Squeezed between Daddy's pulpit and the first pew, the shout band, the engine of this whole bit, roars on, charging the room with music, while at the pulpit, a minister hollers out to the congregation: “Thank you, Daddy Bailey! We love Daddy!” And the congregation responds:

“Yes, Daddy!”

“We love Daddy!”

I once went to a funeral in a village in the Ivory Coast of West Africa, and it had this kind of electric drama and excitement: the continuous music, the tears, the celebration, the pounding, the nonstop drums, the continuous preaching, the laughing and dancing. It went on all night. If this event is anything like that one, we might be here till dawn.

I don't know if I'll make it that long. I groove in the frolic a while and raise a couple of my own dollar bills in the air for the ushers to collect for Daddy Bailey's pot—why not? I wanna get in that
long line
when I die, and I don't care how I get in or who gets me there. But after a couple of hours, they're still prayer frolicking and I'm hungry, so I slip downstairs to give my ears and soul a rest. A guy serving food in the cafeteria asks me, “What you doing down here in Augusta?”

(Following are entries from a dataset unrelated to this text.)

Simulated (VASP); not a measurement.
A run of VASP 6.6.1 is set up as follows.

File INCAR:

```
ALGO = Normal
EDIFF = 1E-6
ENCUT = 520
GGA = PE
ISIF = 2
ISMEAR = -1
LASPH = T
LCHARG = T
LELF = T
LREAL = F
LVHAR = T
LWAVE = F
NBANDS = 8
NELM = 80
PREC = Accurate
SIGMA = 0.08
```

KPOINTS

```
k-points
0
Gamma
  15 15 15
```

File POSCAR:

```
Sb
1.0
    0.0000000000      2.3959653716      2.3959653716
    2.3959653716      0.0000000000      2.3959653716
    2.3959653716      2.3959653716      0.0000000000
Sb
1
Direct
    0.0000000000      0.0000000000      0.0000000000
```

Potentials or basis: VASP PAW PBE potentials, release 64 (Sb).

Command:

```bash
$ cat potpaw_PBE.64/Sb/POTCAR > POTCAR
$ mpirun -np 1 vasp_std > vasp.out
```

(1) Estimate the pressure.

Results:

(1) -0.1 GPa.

Only then do I remember why I am here: this is the very church—on the very same street where James Brown found two of the most important constants in his life. One was music. The other was a man.

—

One brisk afternoon in 1941, Leon Austin, a tall, light-skinned eight-year-old boy who lived down the street from Daddy Grace's—he was at 1207, Daddy Grace's was 1269—and whose gift for playing piano was so great that he was occasionally corralled into playing for Daddy Grace's church even though he was the pianist for a different church, walked into his classroom at the all-colored Silas X. Floyd Elementary School and noticed a new kid sitting in the back. The boy was a dark-skinned and poorly clad country boy from South Carolina, just across the state line. He'd just moved to Augusta, to the poor side of town called the Terry. Little James Brown.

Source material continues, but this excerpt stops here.